For years, critics have argued that electric vehicles only succeed because of heavy government incentives. Norway has just delivered a powerful counter-example. Even after rolling back key EV tax benefits, the world’s most electric-friendly car market has barely flinched.
Fresh January sales data from Norway came with plenty of nervous anticipation. December had seen a massive spike in EV purchases as buyers rushed to lock in incentives before new tax caps kicked in. The concern was obvious: once the incentives were reduced, would buyers drift back to fossil cars?

That didn’t happen.
EV market share dipped only slightly — from 95.8% in January 2025 to 94% in January 2026 — a change so small it’s almost meaningless. Even after incentives were scaled back, electric cars still accounted for virtually the entire market. Diesel, hybrid, and petrol cars combined barely registered, with fewer than 150 fossil-powered vehicles sold nationwide in a month.

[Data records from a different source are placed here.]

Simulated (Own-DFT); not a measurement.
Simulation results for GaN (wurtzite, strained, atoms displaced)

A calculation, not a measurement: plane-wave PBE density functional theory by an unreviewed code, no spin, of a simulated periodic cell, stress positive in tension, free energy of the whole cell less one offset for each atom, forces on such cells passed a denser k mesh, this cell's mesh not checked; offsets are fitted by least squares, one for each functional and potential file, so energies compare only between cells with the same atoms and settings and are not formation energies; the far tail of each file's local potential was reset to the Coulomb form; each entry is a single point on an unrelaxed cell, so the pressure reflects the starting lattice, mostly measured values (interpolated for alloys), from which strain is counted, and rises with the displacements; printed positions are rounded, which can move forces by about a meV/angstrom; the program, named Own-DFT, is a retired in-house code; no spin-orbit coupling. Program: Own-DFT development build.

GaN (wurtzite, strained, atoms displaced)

What did change was total sales volume. January saw just over 2,200 new cars sold, far below Norway’s usual monthly average. But this wasn’t a rejection of EVs — it was a timing shift. Thousands of buyers simply moved their purchases into December to take advantage of incentives, leaving January artificially quiet. Fossil car sales didn’t rise; EV sales were just pulled forward.
More importantly, behavior has clearly shifted. In Norway, EVs are no longer an “alternative” — they’re the default. Most drivers already own or have driven an electric car, understand the benefits, and see little reason to return to combustion vehicles. The remaining fossil sales are largely niche cases, such as rental fleets catering to tourists unfamiliar with EVs.
The bigger lesson here goes beyond Norway. Once EVs reach critical mass — supported long enough for infrastructure, familiarity, and confidence to build — incentives become less important. The market sustains itself.
Norway’s experience sends a clear signal to the rest of the world: incentives help EVs get started, but once the transition takes hold, electrification proves remarkably resilient.